About a month ago, my Xbox kicked the bucket and I went out and replaced it with an X, which came bundled with 76. Like basically everyone on Earth, I knew Fallout 76 had a uh… rocky launch. It's well known how buggy and unstable and downright unplayable the game was, as well as Bathesda's multiple PR snafus in the aftermath regarding all kinds of issues. After a few weeks of collecting dust, I finally figured, well, I've got the game, there's no harm in trying it. I'm not gonna add to the many, many tunes about disappointment and bugs and general discontent, though. I just wanted to hit one topic in particular that stood out to me.
Everybody remembers Todd Howard standing on stage and boldly proclaiming that every other human you see will be a player, and everyone could tell you why that idea is stupid. Human players aren't going to stand around handing out quests, they aren't going to go about a mundane schedule to make the world feel real, and they aren't going to run stores 24/7. In a series prized for its roleplaying, having a complete lack of characters to roleplay off of is frustrating and makes the experience feel empty and lonely. You want to Fallout, but you can't Fallout, because there's not enough Fallout in your Fallout.
But now, apparently, human NPCs are getting added in, which makes you figure that was always the plan, and I can't help but wonder how much smoother this would have gone down had Bathesda been transparent about their game plan from day one, because conceptually, the idea of Appalachia being a lonely, unpopulated world at launch isn't a bad one from a story telling and immersion standpoint. Hear me out.
So, let's pretend for a moment, that Howard had instead told everyone at E3, here's the deal: you, the players, are all residents of vault 76. You step out of the vault and enter a world only 25 years post-war. It's not yet the Fallout we know. There's no Brotherhood, no NCR, no Enclave. For all you know, you're the first people to step foot in this new world and there may not be anyone else in it but you anymore.
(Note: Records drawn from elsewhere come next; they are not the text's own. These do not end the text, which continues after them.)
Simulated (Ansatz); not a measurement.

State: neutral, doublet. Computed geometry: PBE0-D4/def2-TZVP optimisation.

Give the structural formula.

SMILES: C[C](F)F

Everywhere you go, you find echoes of the old world and remnants, the footsteps, of people out there who survived the bombs, but no matter how hard you look, everyone appears long gone. It's just vault 76 for now. You're all alone in this hostile world and your biggest goal is to find other people who survived outside the vault and rebuild.
Then, let's pretend Bathesda had offered us a road map right from the start after dropping that info. A few expansion titles for us to chew over, set to be released periodically throughout the first year, a strategy they intend to follow every year after. Between those expansions, small updates will come, but with each big, new chunk of content, we'll see this world grow and change.
So right now, at the start, Appalachia is lonely, there are no humans living there right now, but only as of launch – "Reclamation Day", the first bit of content. Knowing that won't always be the case, though, maybe wouldn't have made it so shitty, especially if Bathesda had leaned into it and really played it up.
Right now, I'm bumbling about that first neighborhood – Flatlands, or Flatwood, or Fleetwood Mac, whatever it's called. I keep finding holotapes loaded with exposition, right next to the dead body of whoever recorded it. And you know what? The acting in those holotapes is actually pretty good. These Responders, they had something for a little while, they were good people. They were a community. But now, by the time I arrive, they're all dead, and it's actually sad. I feel lonely, listening to them express hope about their future, while knowing things ended badly. My vault dweller is constantly one step behind finding other people. As an atmosphere, that's actually pretty cool. They're just the first generaton in a long, long line of communities this new world will devour.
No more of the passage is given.